The divergence in the outlook between developed market economies will have complicated implications for markets, says Stephanie Flanders, chief market strategist, UK and Europe at JPMorgan Asset Management.

Central bank policy will increasingly start to reflect this changing outlook. For investors, diversification across different asset classes is likely to become more important in this environment.

Flanders believes that investment in stock markets makes sense. She adds: “Central banks may be tightening policy, but they still want more inflation and more growth. The Federal Reserve is still biased towards reflation. However, people should not expect the type of returns seen from equities over the last few years.”

“Equities look cheaper than most of the alternatives. However, they are not cheap and therefore returns are likely to be lower. In the US. there is less room for returns from higher multiples (of earnings) on a forward looking basis.”

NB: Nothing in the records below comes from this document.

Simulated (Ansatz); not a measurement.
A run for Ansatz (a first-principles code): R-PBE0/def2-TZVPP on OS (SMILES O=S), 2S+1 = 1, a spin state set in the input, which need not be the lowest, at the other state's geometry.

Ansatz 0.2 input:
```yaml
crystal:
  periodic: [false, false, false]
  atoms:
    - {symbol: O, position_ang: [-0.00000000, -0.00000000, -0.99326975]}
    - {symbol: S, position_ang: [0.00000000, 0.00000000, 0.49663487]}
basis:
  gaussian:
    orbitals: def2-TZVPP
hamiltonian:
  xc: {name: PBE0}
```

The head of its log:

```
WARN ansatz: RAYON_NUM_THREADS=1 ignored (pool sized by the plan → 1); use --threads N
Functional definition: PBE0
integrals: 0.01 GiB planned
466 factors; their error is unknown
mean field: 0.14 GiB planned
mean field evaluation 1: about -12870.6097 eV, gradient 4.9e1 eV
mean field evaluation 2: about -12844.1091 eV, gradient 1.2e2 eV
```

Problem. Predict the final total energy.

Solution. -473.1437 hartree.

She remains concerned about the Eurozone, believing the region may be nearing a crunch point that will see it either decline further, or pick up significantly. She adds: “I don’t think the Eurozone is about to slip into recession. However, the current economic weakness makes it more vulnerable to any shocks.” She gives the example of the Ukrainian crisis as something that could be potentially destabilising for the region.

Interest rate rises are likely to be sooner, but slower in the UK. The UK economy remains more vulnerable to interest rate rises, says Flanders, given its high debt levels and its shorter-term mortgage deals.

The biggest concern is that the global economy has fewer tools with which to weather any external shocks. For example, without any normalisation of monetary policy, a recession could be deeper and more prolonged.